David, Tom,
The problem really is that the two states of not initialized and post first usage are indistinguishable (both return 1), but the sequence next value is different. ie it’s a reasonable expectation that the next value is last_value + 1. IMHO violating this makes it a bug. Further, this situation means there’s no query that can be run on the sequence that can determine if the next value is 1 or 2.
As for existing code relying of current behaviour, given that current behaviour can’t be relied upon to predict the next value, I don’t think it’s possible for any usage to rely on 1 being returned when uninitialized.
I agree though that returning null is a better choice for uninitialized sequences than returning 0.
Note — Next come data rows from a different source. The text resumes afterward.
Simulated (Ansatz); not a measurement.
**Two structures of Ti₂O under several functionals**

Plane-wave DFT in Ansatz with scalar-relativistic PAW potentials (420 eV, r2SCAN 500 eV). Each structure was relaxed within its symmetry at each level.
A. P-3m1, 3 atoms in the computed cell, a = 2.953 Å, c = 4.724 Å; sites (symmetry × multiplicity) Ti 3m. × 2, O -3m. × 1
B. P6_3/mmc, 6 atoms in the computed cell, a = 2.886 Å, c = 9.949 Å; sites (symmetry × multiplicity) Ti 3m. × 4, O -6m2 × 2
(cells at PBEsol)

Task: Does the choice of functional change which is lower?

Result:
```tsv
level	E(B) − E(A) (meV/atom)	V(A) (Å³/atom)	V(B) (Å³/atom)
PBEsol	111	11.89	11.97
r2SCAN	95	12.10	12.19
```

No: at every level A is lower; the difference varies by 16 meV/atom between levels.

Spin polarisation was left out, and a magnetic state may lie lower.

This whole line of enquiry came about because currval('mytable_id_seq') explodes when called on an uninitialized sequence (another surprise - I was expecting null); how about fixing that too? If that was fixed is would provide a work around for the lack of distinction between the two states of next value being 1 and next value being 2.
Regards,
Glen
"David G. Johnston" <david.g.johnston@gmail.com> writes:
> On Mon, Mar 7, 2022 at 12:15 AM PG Bug reporting form <
> noreply@postgresql.org> wrote:
>> For a freshly defined sequence, the following:
>> select last_value from mytable_id_seq
>> should return 0, but returns 1.
> One seems as good a choice as zero if a non-null value is to be returned.
The larger point here is that any change is much more likely to
break applications expecting the historical behavior than it is
to make anyone's life better. In a green field I'd tend to
agree that returning NULL (and dispensing with is_called) would
be a better design, but that opportunity was missed decades ago.